By Danessa Rivera (The Philippine Star) | Updated February 29, 2016 - 12:00am
MANILA, Philippines – Pending regulatory clearance, Manila Electric Co. (Meralco) will utilize its emergency capital expenditure (capex) amounting to around P10 billion to fulfill necessary projects to meet rapid load and customer growth.
The power distribution giant will be prioritizing projects to be covered under the emergency capex, Meralco president Oscar Reyes said.
“I think that will be in the order of about close to P9-10 billion,” he said. “We will have to prioritize all of those that are needed to be able to meet the growth in energy demand.”
This is to ensure the distribution utility will meet the requirements of customers, Reyes said.
“In the meantime, we are allowed to spend on emergency capex and we’ve also identified those (projects) that are really required in order to maintain service and meet customer and load growth,” he added.
Among the projects that will have to be put in the back burner are the upgrades on facilities that need to be storm resilient.
“Some of the capex that are intended for resiliency... weather and storm-hardening projects, will be put at risk. These are things we are making a case for with ERC,” Reyes said.
The power distributor giant filed its budget application with the ERC in February last year.
In its filing, it asked the power regulator to approve a capex of P17.7 billion for 27 major projects and 88 residual projects.

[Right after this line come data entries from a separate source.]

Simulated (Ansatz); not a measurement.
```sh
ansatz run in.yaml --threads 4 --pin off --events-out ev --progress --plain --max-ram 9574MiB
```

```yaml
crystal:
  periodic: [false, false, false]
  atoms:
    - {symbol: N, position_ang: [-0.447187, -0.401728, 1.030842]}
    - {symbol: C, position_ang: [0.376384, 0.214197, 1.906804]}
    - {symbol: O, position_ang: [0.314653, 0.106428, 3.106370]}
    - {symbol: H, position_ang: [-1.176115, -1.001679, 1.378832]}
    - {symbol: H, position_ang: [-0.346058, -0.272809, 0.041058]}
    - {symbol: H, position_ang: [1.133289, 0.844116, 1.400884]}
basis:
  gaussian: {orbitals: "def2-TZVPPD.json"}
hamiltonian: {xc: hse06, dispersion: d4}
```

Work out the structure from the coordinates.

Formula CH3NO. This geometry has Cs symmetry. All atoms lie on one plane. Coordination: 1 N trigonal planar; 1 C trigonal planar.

Major projects include retail competition and open access meter conversion program for customers, expansion of its prepaid retail electric service and construction and expansion of distribution facilities.
Residual projects, on the other hand, are mostly upgrades in distribution and non-network assets.
Earlier this month, ERC chairman Jose Vicente Salazar said hearings for Meralco’s capex application are still on going.
As soon as hearings are done, the application would be up for signing by the five-member commission, the ERC chief added.
As for Meralco, Reyes said they keep on making the case with ERC that these projects are necessary to meet its franchise requirements.
“We keep engaging them, making the point that these are needed to be able to beat the load growth, customer growth, network resiliency and other things the customers require. We are hopeful action will be forthcoming within the reasonble, short period of time,” Reyes said.